Tuesday, January 30, 2007

Gerber Baby

Dad’s Second Three Months


In the last three months you have transformed from a screaming raisin into pink ball topped with a bobble head, pillow cheeks, and blue-blue eyes with lashes ending in innocence. You’ve graduated from infant to baby.

Luke, you are beautiful. Now mind you, the perception of a child’s beauty is skewed by the potent hormones of parenthood. Most babies are a Frankenstienian mash of their parents’ features. Moms and dads see beauty and we all reinforce that illusion with the perfunctory “how cute!” The parents believe it, deeply.


So if my judgment is impaired, how do I know you are beautiful? Independent third party verification, that’s how. Random strangers routinely urge us to put you in baby commercials. No kidding. “He should be in Gerber advertisements!” I’m already devising ways to embarrass you in high school; pulling out a Gerber jar with your image will do the trick!


Your cotton candy looks, however, betray little of your personality. You are an intent spirit thrusting your fat little hands wherever the action is. Drinking from a water bottle in your presence has become a ritual of feints and parries avoiding the tangle of your hands. We both wind up far wetter than quenched. Your hand-eye coordination has developed since the last blog!

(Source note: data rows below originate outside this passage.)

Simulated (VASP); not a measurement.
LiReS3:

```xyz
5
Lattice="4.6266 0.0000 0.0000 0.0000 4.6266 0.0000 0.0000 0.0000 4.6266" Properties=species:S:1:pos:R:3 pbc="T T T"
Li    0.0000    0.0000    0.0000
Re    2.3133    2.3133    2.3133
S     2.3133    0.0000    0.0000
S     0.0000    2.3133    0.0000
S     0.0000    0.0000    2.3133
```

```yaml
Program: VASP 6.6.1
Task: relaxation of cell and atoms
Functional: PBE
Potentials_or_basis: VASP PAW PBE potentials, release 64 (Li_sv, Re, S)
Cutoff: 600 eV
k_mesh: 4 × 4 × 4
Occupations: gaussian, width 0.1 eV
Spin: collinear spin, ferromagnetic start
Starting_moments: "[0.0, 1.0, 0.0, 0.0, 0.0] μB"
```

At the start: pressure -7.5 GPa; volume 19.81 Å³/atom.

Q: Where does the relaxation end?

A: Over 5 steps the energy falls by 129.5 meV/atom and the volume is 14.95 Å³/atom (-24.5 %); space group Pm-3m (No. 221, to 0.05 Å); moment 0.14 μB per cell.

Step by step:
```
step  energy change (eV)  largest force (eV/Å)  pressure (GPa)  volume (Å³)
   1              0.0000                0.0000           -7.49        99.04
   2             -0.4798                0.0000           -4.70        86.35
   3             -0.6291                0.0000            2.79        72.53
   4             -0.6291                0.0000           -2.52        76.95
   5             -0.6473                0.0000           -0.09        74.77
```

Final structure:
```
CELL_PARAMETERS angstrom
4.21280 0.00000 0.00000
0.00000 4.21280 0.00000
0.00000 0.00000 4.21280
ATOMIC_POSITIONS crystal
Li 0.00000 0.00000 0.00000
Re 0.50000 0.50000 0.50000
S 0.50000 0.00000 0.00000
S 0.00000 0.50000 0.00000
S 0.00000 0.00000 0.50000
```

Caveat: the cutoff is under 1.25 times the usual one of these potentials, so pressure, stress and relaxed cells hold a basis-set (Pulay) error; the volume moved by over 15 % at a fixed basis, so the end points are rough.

You’ve evolved in other ways too. You are now even longer (the top 90th percentile) and, despite your pudgy looks, you remain an average weight (50th percentile). Your height originates from Rachel’s side of the family; your grandpa Moore and his brothers are all very tall. (I’m not sure if I like the idea of you taller than me.) On the weight side, I find it hard to believe you are normal. You can sit up now and when you do your bulbous belly is a thing of wonder. No one can resist rubbing it! I often find myself massaging that belly chanting “Buddha” over and over.

Your belly “anchor” prevents you from crawling but you are the world’s greatest hopper! Your godfather, Rick, bought you a seat that hangs from the ceiling leaving your legs dangling, feet just touching the floor. The contraption allows you to spring from the floor, and up and down and up and down you hop! When you do this, you wear a grin a mile wide, cheeks even wider. Watching you hop for the first time was an enchanting and bittersweet experience … it was the first time I glimpsed your coming independence.


Not only do you grin, Luke, you’ve evolved from a crying machine into a steady chatter box. You experiment with wordish noises, contorting your mouth into new shapes. You started with blurts like “Bah Bah” and have moved on to “Dah Dah.” You are not referring to me but rather testing different twists of the tongue. You have also shown signs of mimicry. If I start saying, “bah bah” you sometimes copy me -- our very first conversations! They say when you are in your teens we will be talking with more sophistication but saying just as much!